In 2007, he had to make a choice between the boys and girls as Michigan moved the girls from the fall to the winter.

“I enjoyed doing both of them,” he said. “As a teacher, it made the school year go by a lot quicker, you always had something to look forward to, something to be planning for. The kids in the classroom may not be interested in what happened in a particular section in history, but they sure as heck are wondering how we’re going to do in the next game against whoever.”

——

Franti chose to stick with the girls and in 2009, they were back in the state tournament.

They used second-half comebacks to beat a very good Watersmeet team in the district, Baraga in the regional and favored Cedarville in the quarterfinal. Ontonagon followed a 15-point deficit with 19 straight points to score the upset of the Trojans.
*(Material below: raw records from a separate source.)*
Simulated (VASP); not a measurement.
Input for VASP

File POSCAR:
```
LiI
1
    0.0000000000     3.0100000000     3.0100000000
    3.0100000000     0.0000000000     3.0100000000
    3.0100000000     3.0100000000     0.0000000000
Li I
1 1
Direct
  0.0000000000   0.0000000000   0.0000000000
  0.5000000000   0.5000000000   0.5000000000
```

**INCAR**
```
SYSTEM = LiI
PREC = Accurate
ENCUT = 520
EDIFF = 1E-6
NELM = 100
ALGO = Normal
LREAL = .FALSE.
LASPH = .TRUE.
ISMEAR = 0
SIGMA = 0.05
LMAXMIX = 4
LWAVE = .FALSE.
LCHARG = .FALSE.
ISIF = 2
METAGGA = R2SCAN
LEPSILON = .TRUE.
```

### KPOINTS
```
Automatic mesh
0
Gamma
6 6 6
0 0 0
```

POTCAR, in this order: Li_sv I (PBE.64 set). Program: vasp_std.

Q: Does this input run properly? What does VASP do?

Cedarville’s standout point guard picked up her fourth foul during that run.

“When big mo switches, watch out. We started making a run and even when she came back in, the tide was rolling,” Franti said. “They just needed a spark and her or the referees or the situation, whatever it was, turned the tide.

“They were competitive. Janele (Linna) was a competitor. The girls that played with her, when they rallied around each other, they were good, they were fun to watch.”

He is sure he was scratching his head when they were 15 down.

“But hope is not gone until it’s done. The fat lady may be behind the curtain, but she hasn’t sung yet,” he said.

“I remember we were down maybe a point or two or whatever and we got the ball back and ran it down on what must have been a turnover and Janele brought it down on the left-hand side and they passed it to her,” Franti said. “She got ready to launch that 3 and I was going ‘No, no!’. And she made it and I said, ‘Good shot.’ But that’s what I mean, it’s a kids game. They have to make decisions and you have to live with them.”

Ontonagon lost to New Lothrop in the semifinal.

In 2010, Ontonagon made it back to state, led by Linna, this time named to the all-state team, and Lauren Siren. Perhaps its biggest test in the tournament came at home against Watersmeet in the district final, coming back from a second-half deficit and getting key contributions from other players as Linna had just rolled her ankle two days prior.

“That was one of the better crowds I’ve ever seen,” Franti said.

“I don’t think it was as difficult,” Franti said of the 2010 run. “They had been through the wars. We had good, confident kids.”

They lost to Waterford Our Lady of the Lakes in the state semifinal.

——

Franti’s teams have always been known to press because, well, it works most of the time.

“I’ve always seen that as a way to use your defense to create some offense, but it’s not new,” he said. “One of the things you have to do is dribble, and if they can’t dribble and keep their head up, there’s going to be some issues. If they put their head down and they can’t see where they’re throwing the ball, that’s an issue. The teams that can, teams that are good playing with their heads up, they’re difficult to press or the teams with a good-sized kid they can put in the middle, they can help find the open one.

“When you’re pressing, you’re taking chances, you’re trying to probe and get some weaknesses exposed, but at the same time, you’re leaving some openings.

“Even when I played in high school, we pressed. It didn’t always work, but it worked enough I thought it was effective.”

It really worked when Cedarville’s point guard was on the bench during the state ’09 state quarterfinal. It worked when Ontonagon blew out an up-and-coming Bark River-Harris team in the ’10 regional final.

It worked an awful lot.

Besonen, now E-TC’s coach, was one of the point guards able to handle it when she played. But she’s seen it go the other way, too.

“It gave me extra work for the game, that’s for sure,” she said. “But as a player, we had a pretty good team, so we were able to handle the press. As a coach, my girls had to be good ballhandlers and not freak out. The years I did not have confident ballhandlers, the press was a nightmare. Turnover after turnover and layup after layup. It made for a long night. The pressure would take my girls right out of the game. However, the years I had strong ballhandlers, we were able to effectively swing the ball and pass it up court.”

——

Ironwood native Tim Routheaux will be the third to ever coach the Ontonagon girls, while one of Franti’s former players, Brittany Turin, will coach the boys.

Routheaux will also take over for Franti as athletic director.

“My hope is that he sticks around,” Franti said. “I know he has plans and goals and dreams in his life, too.”

Turin takes over for Andy Borseth.

“As long as she gets the support that she needs, she’ll be fine,” Franti said. “She was a good player. I know the group she has is a group she’s had since they’ve been young kids. She did elementary with them, junior high with them, JV with them. They know her and she knows them.”